Instead, I have to scribble like mad to keep up with her stream of anecdotes, many of which emerge in fragmentary form, never to be adequately placed in context, such as the one about her "going off in a tank to Sarajevo". It doesn't help that she is "slightly sloshed" (her vocabulary is pre-war upper-class English), having just been to lunch with some French film person, very eminent but mentioned rapidly in passing, rather like the award-winning French novelist with whom she's just broken up. But as a rule, she doesn't drink much or live the high life now: "When you've done it as well as we did, you don't have to." By "we", of course, she means her late lover, Serge Gainsbourg, actor, songwriter, controversialist and boozer...

She came to Paris in 1968, having just been the first person to show her pubic hair in a proper film - Blow-Up - and having just split, after a year of marriage, from the film-score composer, John Barry. "If you came to Paris at that time," she says, "you had to meet Serge."

When she did meet Gainsbourg, he was on the rebound from Brigitte Bardot, with whom he'd recorded a song, called "Je T'Aime...", on which she'd done a lot of orgasmic gasping. After their break-up, however, Bardot had refused him permission to release it. "At parties," recalls Birkin, "people would keep saying, 'Put on that pretty tune, Serge'," and she would hear Serge and Brigitte doing their thing. "It almost made you faint it was so erotic." She could see that Gainsbourg was looking for someone with whom to re-record the song, which would be akin to going to bed with him, such was the nature of the track. "So I thought, I'd better get a wiggle on, and said I'd do it myself."

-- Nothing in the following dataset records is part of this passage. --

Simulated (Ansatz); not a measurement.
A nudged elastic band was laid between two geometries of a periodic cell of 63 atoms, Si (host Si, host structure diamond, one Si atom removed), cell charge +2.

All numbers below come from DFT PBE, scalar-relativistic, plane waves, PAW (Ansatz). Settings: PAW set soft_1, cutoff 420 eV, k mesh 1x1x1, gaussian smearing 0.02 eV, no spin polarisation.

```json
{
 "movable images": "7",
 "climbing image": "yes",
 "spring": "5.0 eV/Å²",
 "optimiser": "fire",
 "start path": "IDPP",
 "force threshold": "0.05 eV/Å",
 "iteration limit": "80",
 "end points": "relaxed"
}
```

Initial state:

"Je T'Aime..." was banned by the Vatican and the BBC - on Top Of The Pops the BBC Light Orchestra did a version sans gasping - and the Queen of Holland pulled out of something (lost in the Birkin gabble) in protest against it. All this banning, of course, made it a worldwide smash, and helped establish Birkin and Gainsbourg as king and queen of bohemian Paris. Why the French took to her she is not sure. In the past she has modestly, and mysteriously, suggested that it might be to do with her "English teeth", but surely the answer is obvious: she had the fashionable look (ie she was flat-chested), and was gratefully accepted as an emissary of Swinging London. If the French couldn't have Mick Jagger, then at least they could have a woman who was, physically, his female equivalent. Although she thought that Paris was "the jolly place to be. It was a zone of open arms and food on the table, and Serge and his wonderful Russo-Jewish family."

Birkin was running away from England. She'd always felt ugly in comparison with her actress mother, Judy Campbell, a famous beauty of her day, with smaller teeth and a mouth not so interestingly suggestive of extreme lasciviousness. The split with Barry compounded Birkin's idea that she was unattractive. But the funny thing is that Gainsbourg was using his proximity to her as a way of calming his insecurity about his own looks.

So on a typical day in the Seventies, they would get up at the crack of noon; Jane would take Kate, her daughter by Barry, and Charlotte, her daughter by Gainsbourg (and now as big a star, almost, as her mother) to a park. Then Serge would escort her to a couture house, where he would make her try on a series of dresses until the ideal one for that evening became apparent. Afterwards, they'd hit the town in a big way, looking for crowds, "to create un spectacle... a bit of a figuration", with Serge distributing high-denomination notes to strangers, saying "oh, they're prostitutes, just like me". They never took drugs, just drank enormous amounts of wine. Once, when she tried to drive - "more than a little drunk" - the short distance from some night spot near the Eiffel Tower to her home of the time, Birkin crashed into a lamp post, with the result that the car could only turn right, "which was fine," she says, "because all the turns I needed to make were right".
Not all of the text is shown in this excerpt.